# unitronic and H2O- (special inside)



## thygreyt (Jun 7, 2009)

so, i just got an email from Steve Vaz, unitronic guy in charge of sales and customer relations. 

he said that some 09 models WILL be able to get chipped on the spot. 
stage 1, 1+ and 2 will be available. 

models 2010 and later cant be flashed at the moment. 

also, uitronic is offering a NATIONWIDE H2O SALES SPECIAL  

which is pretty much 50$ off the regular price. 

so, all in all... THE BEST HAS ARRIVED FOR 2009 MODELS. ** 
hold onto your pants. now, you will be fast. 

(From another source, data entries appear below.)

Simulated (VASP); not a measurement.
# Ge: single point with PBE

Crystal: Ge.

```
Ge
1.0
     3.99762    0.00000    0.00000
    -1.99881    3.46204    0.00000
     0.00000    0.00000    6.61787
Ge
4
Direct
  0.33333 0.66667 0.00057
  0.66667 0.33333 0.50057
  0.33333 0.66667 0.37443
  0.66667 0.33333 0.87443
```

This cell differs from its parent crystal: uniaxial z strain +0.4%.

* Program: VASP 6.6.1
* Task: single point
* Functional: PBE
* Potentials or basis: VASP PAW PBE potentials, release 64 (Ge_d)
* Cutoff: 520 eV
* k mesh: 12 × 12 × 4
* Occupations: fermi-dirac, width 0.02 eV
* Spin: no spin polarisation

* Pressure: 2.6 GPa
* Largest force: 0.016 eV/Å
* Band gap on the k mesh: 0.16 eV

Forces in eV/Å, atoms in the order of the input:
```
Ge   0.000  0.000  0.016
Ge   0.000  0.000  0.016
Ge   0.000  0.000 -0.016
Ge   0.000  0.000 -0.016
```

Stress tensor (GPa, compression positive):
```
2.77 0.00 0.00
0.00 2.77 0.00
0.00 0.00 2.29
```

** no dealer flashing yet. but H2O flashing, YES


----------



## KulturKampf (Nov 30, 2009)

Can't make it so looks like I'm playing the waiting game somemore until it hits the dealerships...awesome haha


----------



## thygreyt (Jun 7, 2009)

soon enough. 

cause as far as i know, making the dealers be able to flash 09+ is priority #1.


----------



## KulturKampf (Nov 30, 2009)

I'm gonna call mike later and see if he has a tentative date


----------



## thygreyt (Jun 7, 2009)

ttt


----------



## IJSTROK (Oct 2, 2007)

$450 for a flash!  I guess since it's the only option for 09s they can charge that much.


----------



## thygreyt (Jun 7, 2009)

i guess...

stage 2 for 08s is 450 without the special... :S


----------



## IJSTROK (Oct 2, 2007)

It says on the link Stage 1+ is $450 with the special ($500 normally )


----------



## thygreyt (Jun 7, 2009)

i know... weird... huh?


----------



## Mr2.0 (Nov 10, 2009)

shi-- no 2010 yet...:banghead:


----------



## thygreyt (Jun 7, 2009)

soon enough.

as far as i been told, for 2010 they are doing bench flash.


----------



## thygreyt (Jun 7, 2009)

if i get chipped tomorrow i'll make a full review of the software with solid data, all on my build thread.
keep ya posted


----------



## jamo smash (May 19, 2010)

i paid $534 for a stage 1+ on an 08. stupid IL sales tax at 10%.:banghead:


----------



## thygreyt (Jun 7, 2009)

thygreyt said:


> if i get chipped tomorrow i'll make a full review of the software with solid data, all on my build thread.
> keep ya posted


couldnt get chipped... but i tallked personally with mike, and we are gonna make it happen soon


----------



## KulturKampf (Nov 30, 2009)

greyt that sucks but i know the feeling...happened to me at waterfest


----------



## thygreyt (Jun 7, 2009)

lol. after i talked personally to all the members of unitronic i must say. i will not sway to another company!!!

even thou i couldnt get chipped, i am not even sad. mike Z promised me personally that he will make sure it happens soon enough.

hell, he even apologized! so, i believe in him and on the company.


----------



## eatrach (May 13, 2004)

Dear Santa Claus:
I want Unitronic Stage 2 utilizing 91 octane.


----------



## thygreyt (Jun 7, 2009)

do you have axcess to vag com?


----------



## eatrach (May 13, 2004)

thygreyt said:


> do you have axcess to vag com?


yes


----------



## thygreyt (Jun 7, 2009)

send me an email with all of your ECU info.

dont remember if its located on the engine module or on the central electronics.

just print the screen.

it includes the software number, hardware number, vin, and maybe a couple other details.
and you want stage 2 91 oct? do you have the eurojet headers?


----------



## KulturKampf (Nov 30, 2009)

greyt...do you know what ecu #s they have done and ready to be tuned i havent been able to get in touch with him


----------



## thygreyt (Jun 7, 2009)

again, send me YOUR info.

i'll see what i can do.


----------